Right Attitudes

Inspirational Quotations #925

We have, as human beings, a storytelling problem. We’re a bit too quick to come up with explanations for things we don’t really have an explanation for.
Malcolm Gladwell (Canadian Journalist, Author)

Fullness of knowledge always and necessarily means some understanding of the depths of our ignorance, and that is always conducive to both humility and reverence.
Robert Andrews Millikan (American Physicist)

God has so made the mind of man that a peculiar deliciousness resides in the fruits of personal industry.
William Wilberforce (English Social Reformer)

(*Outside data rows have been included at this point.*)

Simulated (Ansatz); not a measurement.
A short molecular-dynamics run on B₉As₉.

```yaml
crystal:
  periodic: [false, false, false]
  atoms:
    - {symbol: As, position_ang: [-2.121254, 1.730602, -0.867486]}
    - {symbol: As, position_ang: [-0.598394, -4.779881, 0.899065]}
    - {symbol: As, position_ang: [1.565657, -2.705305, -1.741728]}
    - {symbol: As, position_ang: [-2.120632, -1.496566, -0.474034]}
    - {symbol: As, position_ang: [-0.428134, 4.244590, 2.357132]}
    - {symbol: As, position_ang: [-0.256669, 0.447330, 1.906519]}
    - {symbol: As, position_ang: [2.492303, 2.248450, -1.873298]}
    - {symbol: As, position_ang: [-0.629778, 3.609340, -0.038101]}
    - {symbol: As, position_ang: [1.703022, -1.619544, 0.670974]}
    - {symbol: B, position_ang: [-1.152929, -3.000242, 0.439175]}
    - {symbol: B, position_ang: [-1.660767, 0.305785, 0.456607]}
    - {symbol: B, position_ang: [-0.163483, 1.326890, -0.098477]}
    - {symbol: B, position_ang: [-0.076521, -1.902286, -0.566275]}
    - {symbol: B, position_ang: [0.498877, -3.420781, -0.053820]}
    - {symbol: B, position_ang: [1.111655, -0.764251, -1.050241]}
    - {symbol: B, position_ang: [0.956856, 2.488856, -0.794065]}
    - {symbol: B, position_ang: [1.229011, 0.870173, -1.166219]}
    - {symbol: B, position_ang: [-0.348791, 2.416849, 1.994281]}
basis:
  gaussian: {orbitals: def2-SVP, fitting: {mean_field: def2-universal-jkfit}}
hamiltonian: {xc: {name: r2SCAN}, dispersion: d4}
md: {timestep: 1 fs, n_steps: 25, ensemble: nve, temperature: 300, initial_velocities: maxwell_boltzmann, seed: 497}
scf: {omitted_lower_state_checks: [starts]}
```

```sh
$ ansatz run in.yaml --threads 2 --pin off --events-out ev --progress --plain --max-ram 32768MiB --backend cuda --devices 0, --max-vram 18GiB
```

What you lose as you age is witnesses, the ones that watched from early on and cared, like your own little grandstand.
John Updike (American Author)

Go on—but don’t think you can kill my confidence. I’ve had experts doing it for years.
John Osborne (English Playwright, Actor)

The one predominant duty is to find one’s work and do it.
Charlotte Perkins Gilman (American Feminist, Writer)

Self esteem is the reputation we acquire with ourselves.
Nathaniel Branden (American Psychotherapist)

So great is the effect of cleanliness upon man, that it extends even to his moral character.—Virtue never dwelt long with filth; nor do I believe there ever was a person scrupulously attentive to cleanliness who was a consummate villain.
Benjamin Thompson (American-British Scientist)

An “unemployed” existence is a worse negation of life than death itself.
Jose Ortega y. Gasset (Spanish Philosopher)

Persecution was at least a sign of personal interest. Tolerance is composed of nine parts of apathy to one of brotherly love.
Frank Moore Colby (American Writer, Editor)

Persevering mediocrity is much more respectable, and unspeakably more useful, than talented inconstancy.
James Hamilton (Scottish Protestant Minister)

You will never change your life until you change something you do daily. The secret of your success is found in your daily routine.
Darren Hardy (American Author)

Human memory is a marvelous but fallacious instrument. The memories which lie within us are not carved in stone; not only do they tend to become erased as the years go by, but often they change, or even increase by incorporating extraneous features.
Primo Levi (Italian Novelist, Poet)

The criterion of simplicity requires that the minimum number of assumptions be postulated.